This is a really well written partial set of release notes. I was curious and looked at the full release notes [1], and I think these are pretty well written as well. I'm very impressed, especially given that git has such a large set of contributors.
It deals with wrapping an integer index around after incrementing it, the old code just used ++index and a bitmask, the new code uses + 1 and modulo.
I have problems understanding this right now, in my world ++index for an int really shouldn't trigger overflow when counting to at most 4, on any (sem-)realistic environment?
The counter never resets, it just keeps going up and we only look at the low bits. So eventually it will need to wrap. It's doubtful that ever happened in practice, even on a 32-bit system (you'd need to print 2 billion SHA-1s in a single process, and even the largest repos have on the order of millions).
So the key difference between the old and the new is that the counter resets to zero every fourth call.
They were off by a factor of 10 with the likelihood of being struck and killed by lightning, according to the nws website.
To clarify: the likelihood of being merely struck by lightning is ~ 1/1,000,000 per year. The likelihood of being struck and killed is 1/10,000,000 , or about 1/2^23.25
Given this, you would only have to be struck and killed by lightning 6.8 years in a row to equal a sha1 hash collision probability.
More importantly, the comparison is useless. The odds of running into issues with SHA-1 collisions in Git is a very different question from just the odds of two random SHA-1 hashes colliding.
The situational comparison originally used by Linus for a sha1 collision was all the members of your development team being killed and eaten by wolves. I'm not sure if he gave a time-frame that would need to occur in.
That is a nice writeup. One of the interesting things for me was to see which topics you decided to cover and which to omit. For instance, I noted `clone --reference --recurse-submodules` as a potential topic of interest, but I am afraid to point anybody to the `--reference` option due to its hidden dangers.
I'm also curious how you came up with 19,290 for a birthday paradox on a 7-hex hash. I think it's 16,384, but probability can sometimes be tricky. :)
I came up with 19,290 using the generalized birthday formula[0] (actually after double-checking it's slightly closer to 19,291).

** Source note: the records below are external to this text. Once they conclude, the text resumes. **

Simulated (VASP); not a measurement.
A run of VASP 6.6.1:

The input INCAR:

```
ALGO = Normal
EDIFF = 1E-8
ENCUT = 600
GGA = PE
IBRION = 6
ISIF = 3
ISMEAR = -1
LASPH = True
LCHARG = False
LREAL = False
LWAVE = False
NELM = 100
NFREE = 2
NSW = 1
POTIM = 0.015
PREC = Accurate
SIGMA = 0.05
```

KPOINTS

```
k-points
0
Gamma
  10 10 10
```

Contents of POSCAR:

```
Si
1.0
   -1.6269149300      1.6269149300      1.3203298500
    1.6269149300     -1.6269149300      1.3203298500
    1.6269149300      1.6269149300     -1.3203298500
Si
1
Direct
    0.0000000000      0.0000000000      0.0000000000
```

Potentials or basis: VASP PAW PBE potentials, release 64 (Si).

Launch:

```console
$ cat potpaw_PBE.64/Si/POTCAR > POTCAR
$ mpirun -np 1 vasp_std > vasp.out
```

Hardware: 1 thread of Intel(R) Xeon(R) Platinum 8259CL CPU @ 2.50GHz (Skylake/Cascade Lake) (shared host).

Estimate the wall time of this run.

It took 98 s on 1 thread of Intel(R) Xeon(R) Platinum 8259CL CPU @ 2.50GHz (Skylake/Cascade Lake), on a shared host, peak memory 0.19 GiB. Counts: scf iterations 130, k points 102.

16,384 is the value you get using the square approximation method[1] which I believe is a bit less accurate in terms of probability, but faster to calculate. I think Git's using square approximation under the hood -- which is probably a good thing since I think it'll always yield a more conservative result.
I'm curious but not motivated enough to really search for it, but for ambiguous hash abbreviations, why not select the oldest, since presumably it was unique at the time it was created?
edit: I guess that information must not exist or I assume they'd be doing it.
As others have noted, there's not always an unambiguous date for some object types (the best you can do for blobs is to find the first commit in which they appeared, and use its date).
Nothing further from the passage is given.